LAUREL COUNTY, Ky. — The unpredictable change of seasons — that has taken place within a days’ time here recently — continued its trend as 2014 rang in last week. The tolerable temperatures that marked New Year’s Day involved clearing out my storage building and collecting all the Christmas decorations from my yard. For once, it was fortunate that I actually heeded the weather forecasts and put all the boxes and crates back safely inside the building that evening, or else I would now be tackling a massive heap of soggy and unusable decorations.
While I cannot claim any cosmic intuition or karmic abilities, I did find it ironic that the snow came just after I removed the Christmas wreath and replaced it with one that boasts of snowflakes and snowmen.

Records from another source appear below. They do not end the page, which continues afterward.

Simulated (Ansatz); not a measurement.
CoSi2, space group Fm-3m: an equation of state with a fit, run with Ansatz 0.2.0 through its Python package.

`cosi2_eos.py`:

In my childhood and adolescent years, winter always brought an abundance of snow, perfect for tackling the steep hills of the countryside. Whether it be on sleds, plastic slides, or even sheets of tin, the winter season offered its own physical activities.
A sizable snow during my children’s teen years brought out my own childish trends with the construction of several snowmen in my front yard. One was decked out in Kentucky Wildcats apparel, from the scarf to the hat and included a sign promoting our state-favored team (sorry, Cardinal fans!). The other adorned the green and blue of North Laurel, where my children attended school.
Playing in the snow with the two oldest grandchildren is another tradition that I revered. But the absence of the beautiful white flakes of any depth for several years interfered with my opportunity to share those snow memories with Kynna. So when several inches of snow were predicted about four years ago, I trekked carefully to Corbin — amid snow, freezing rain and frantic phone calls from my husband — in order to get Kynna so I could share the snow experience with her as I had with Hannah and Sierra. The glitter of the sun on the new fallen snow the next morning was dim compared to the glow on that child’s face as she looked outside in anticipation of playing in the snow with Nana. We built two snowmen, went sliding on the neighbor’s sloping property and made memories that I, at least, will never forget.
The adult duties of going to work in treacherous weather definitely puts a damper on the joy of freshly fallen snow. The road crews in this area do an outstanding job of clearing the highways and by-ways, leaving me with little excuse to miss work due to road conditions.
But when snow accumulation is predicted, you can bet I’ll be hoping for a weekend so I can share the same snow experience with 3-year-old Autumn and hopefully, continue the tradition into the coming years with the new granddaughter due in May of this year.
For me, snow brings memories of childhood that I hope I never outgrow.